Saturday, March 29, 2008

10-4 And Kill

Alex Jason is back in another screwy sci-fi saga that's barely recognizable as science fiction. In 1973's KILL CITY, #3 in Lancer's Enforcer series, Jason, inside his latest clone body (which lasts only three months before it breaks down and Jason has to be transferred into a new one), goes undercover inside the Patrol, a paramilitary vigilante group combing the streets of New York and other major cities, ostensibly to protect the public, but actually as the initial step of a takeover plot.

Alfred Lochner, Jason's archenemy who was briefly seen in THE ENFORCER and then mentioned in CALLING DOCTOR KILL, is setting himself up to take the organized crime pie away from the Mafia using a new weapon called a Suzy. First developed as a hand weapon, the Suzy forces anyone it's pointed at to commit suicide. The Patrol uses it to deal with muggers and other street vermin, but Lochner's plot to install fifty giant Suzies in major American cities, which would allow him to kill millions of people by barely lifting a finger, forces Jason to move quickly, before his current clone body melts away into an oozy blob of protoplasm.

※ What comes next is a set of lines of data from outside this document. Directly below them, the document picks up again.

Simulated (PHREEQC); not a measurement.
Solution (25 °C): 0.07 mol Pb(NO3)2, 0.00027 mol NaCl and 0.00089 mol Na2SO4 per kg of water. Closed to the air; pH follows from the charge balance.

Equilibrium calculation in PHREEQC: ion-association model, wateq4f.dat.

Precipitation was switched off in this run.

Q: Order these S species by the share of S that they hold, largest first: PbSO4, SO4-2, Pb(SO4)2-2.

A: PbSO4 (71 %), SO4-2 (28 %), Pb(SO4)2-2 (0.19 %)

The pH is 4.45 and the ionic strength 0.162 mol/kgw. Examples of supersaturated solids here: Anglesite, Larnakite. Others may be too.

After the jungle thrills of THE ENFORCER, the next two Enforcer books have been light on action, though not on sex nor racial barbs. At 220 pages, Andrew Sugar's book is longer than it needs to be, substituting padding for the lean storytelling this type of pulpy subject matter deserves. Jason uses a cool three-shots-and-done laser penlight device to blow off some heads, and the concept of the Suzy is a terrific McGuffin, though Sugar never tells us anything about its inventor, who is (we're told) killed off-screen.

One thing about the Enforcer books is that they consistently offer some of the most colorful, eye-catching covers in the men's adventure genre, even though nothing you see here actually occurs within KILL CITY's pages.

1 comment:

Doug Bassett said...

I've read a couple of these Sugar novels -- though not this one -- and find them truly odd. Almost an attempt to get the SF crowd, actually, or if Robert Heinlein started slumming in the Seventies.

More fun to talk about than read, I think. Though I have to say, Mr. McKee, I've been going through your blog and you have an impressive selection of these here, with some titles I've never heard of (CHOPPER COP?)

Someday somebody should do a big coffee table book on this field.